We don't really make much money on gallery sales.
There's a few reasons for that: First and most importantly, we pay a 60% commission on most work we sell. We know how hard it is to make a living as an independent artist, and we believe our artists deserve the biggest slice of the pie.
But that remaining 40% has to stretch a long way:
- it costs about $200 per day to keep the gallery staffed;
- shipping costs can eat another 10% - 20% of the sales price;
- there's the labor to inventory and photograph and store and display and rearrange and dust everything that comes in the door;
- we support our artists through paid marketing, online and in print;
- and then there's the overhead like rent, insurance, and literally paying to keep the lights on.
But this isn't meant to be a sob story. Even if the gallery was a perpetual money-loser, we'd stick with it; it is an essential part of our mission. I call the role it plays, Completing The Craft Circle.
People come to our studio for a wide variety of reasons. Some folks look for social connection; others want a meditative, personal hobby. Some dream of opening a pottery studio of their own, while others dream of one day just making a decent handle.
We don't just provide a space for these pottery ambitions; we also provide a context. Pottery is an ancient practice and a field of constant innovation. One of our jobs is to help folks–from raw newbies to seasoned throwers–see how their work fits into the wider conversation happening around them. Our pottery shop is an important part of that, and we're constantly bringing in new work to provide fresh inspiration to our community.

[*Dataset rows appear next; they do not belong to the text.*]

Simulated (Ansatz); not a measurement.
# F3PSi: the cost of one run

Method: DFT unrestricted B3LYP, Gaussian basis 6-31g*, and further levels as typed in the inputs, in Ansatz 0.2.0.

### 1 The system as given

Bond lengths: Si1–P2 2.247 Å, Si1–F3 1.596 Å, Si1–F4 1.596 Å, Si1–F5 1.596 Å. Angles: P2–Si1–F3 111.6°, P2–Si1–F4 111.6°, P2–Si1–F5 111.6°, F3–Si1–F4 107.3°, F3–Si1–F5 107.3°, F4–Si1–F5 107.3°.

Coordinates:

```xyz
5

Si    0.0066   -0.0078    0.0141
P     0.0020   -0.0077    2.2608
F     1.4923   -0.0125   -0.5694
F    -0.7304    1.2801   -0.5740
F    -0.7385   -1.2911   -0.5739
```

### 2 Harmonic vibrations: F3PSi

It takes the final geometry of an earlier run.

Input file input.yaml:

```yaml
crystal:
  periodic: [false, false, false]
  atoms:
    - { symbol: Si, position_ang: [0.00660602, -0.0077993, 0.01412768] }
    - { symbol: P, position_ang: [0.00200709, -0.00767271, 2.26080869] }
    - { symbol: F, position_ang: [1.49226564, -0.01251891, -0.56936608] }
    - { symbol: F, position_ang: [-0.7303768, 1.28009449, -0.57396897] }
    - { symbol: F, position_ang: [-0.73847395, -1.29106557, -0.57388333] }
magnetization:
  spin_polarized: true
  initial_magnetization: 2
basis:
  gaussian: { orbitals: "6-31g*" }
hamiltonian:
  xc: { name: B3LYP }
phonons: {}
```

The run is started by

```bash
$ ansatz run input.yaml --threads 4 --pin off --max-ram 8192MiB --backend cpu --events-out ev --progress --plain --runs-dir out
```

We also have a pottery shop to demonstrate that this is not just an idle practice. For some of us, this is a capital-J Job, with all the pressures and pleasures that entails. Professional potters (and makers of all types) fill an important need within the community, maintaining and passing along the essential technologies and approaches that are at the root of innovation.
Innovation is not a line; it's a circle: from inspiration to practice to mastery to appreciation–and around again to inspiration. When folks sit at the pottery wheel, you can't tell where they are in that circle. Maybe they're starting out, centering a lump for the first time. Maybe they're deep in practice, repeating a form until it translates from vision to reality. Maybe they're throwing an order for a customer who loves that vision.
And maybe they're a veteran who is starting out once again, centering a new lump, finding a new idea... to grow the community of potters, to spread the joy of this essential work, and to bring more people into the circle.